Some are born daft, some become daft and others have daftness forced upon them. I am not sure what category I fall into but it must be one of the three. You see, I do not particularly like going up ladders. That does not stop me from going up them. At my old house I would occasionally climb up the ladder to clean the gutters. The alternative was to pay a tradesman to do same. I was not going to let a fear of going up ladders cause me to fork out money so I grit my teeth and did the job myself.
One of the reasons why I chose to relocate to the area I am now resident in was the glorious coastline. The Levant Mine (a National Trust property) is one mile (that is 1.61 kilometres Derek) from my flat. From there the is the most magnificent walk to Cape Cornwall. Along this stretch of coastline there are situated the iconic Crown Mines. There is a good path down to these. This path however narrows after this and is extremely perilous. The path becomes very narrow about 12 inches (that is 305 millimetres Derek) at one point. At the edge it drops right down to the rocks and sea many feet below. As you can well see in the image there is a wide ledge at the end of it. As you can imagine, this perilous path is regarded as a challenge to the teenage youth around-about who dare each other to venture out. A Swiss lady I met on one of my walks was most definite in her opinion that the authorities should fence the path off as dangerous. Thus it was on a subsequent evening I stupidly decided to challenge myself. As this article and image attests, I made it there and back without falling. Had I have fallen my executors would be organising my funeral around this time.
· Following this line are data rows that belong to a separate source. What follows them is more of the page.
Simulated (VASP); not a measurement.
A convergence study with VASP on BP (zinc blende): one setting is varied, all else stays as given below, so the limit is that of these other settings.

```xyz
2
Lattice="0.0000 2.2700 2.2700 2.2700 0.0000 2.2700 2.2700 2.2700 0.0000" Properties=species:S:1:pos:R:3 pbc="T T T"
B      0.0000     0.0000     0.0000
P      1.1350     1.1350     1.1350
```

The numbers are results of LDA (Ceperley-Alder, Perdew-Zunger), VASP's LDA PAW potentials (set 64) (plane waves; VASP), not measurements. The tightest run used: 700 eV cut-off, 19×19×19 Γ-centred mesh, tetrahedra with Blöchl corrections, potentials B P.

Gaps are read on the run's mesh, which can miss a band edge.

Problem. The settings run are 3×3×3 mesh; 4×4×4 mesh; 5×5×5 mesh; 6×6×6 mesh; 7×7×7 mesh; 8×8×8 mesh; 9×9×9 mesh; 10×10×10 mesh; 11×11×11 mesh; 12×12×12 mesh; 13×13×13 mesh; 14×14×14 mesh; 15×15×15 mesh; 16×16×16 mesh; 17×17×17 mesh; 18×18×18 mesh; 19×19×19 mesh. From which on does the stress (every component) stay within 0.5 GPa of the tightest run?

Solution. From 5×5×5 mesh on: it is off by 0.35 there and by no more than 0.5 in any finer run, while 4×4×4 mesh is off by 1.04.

I cannot say the experience was pleasant and I will not be repeating it. My stupidity however brought forth the memory of my late mother’s warning to me as a child never to attempt to jump the Strid.
In the Yorkshire Dales at Bolton Abbey on the River Wharfe there is a pleasant riverside walk leads upstream through woods to the Strid, a notorious stretch of water where the Wharfe is forced into a deep and narrow channel.
At its narrowest point the Strid is only about six feet wide, and foolhardy visitors have in the past tried to jump across the roaring chasm. Failure is invariably fatal, however, as there is no recorded incidence of anyone having survived a fall into the thundering waters of the Strid – which mercilessly sucks its victims into the underwater caves and eroded tunnels which lie hidden underneath each side of the rocky channel.
Needless to say, the Strid is an extremely dangerous place, and visitors should take care to keep a safe distance from the edge, with children and animals being kept firmly under control.
I never attempted to jump and will never do so. On reflection however, I think my mother would have given me the same advice regarding the ledge at the Crown Mines.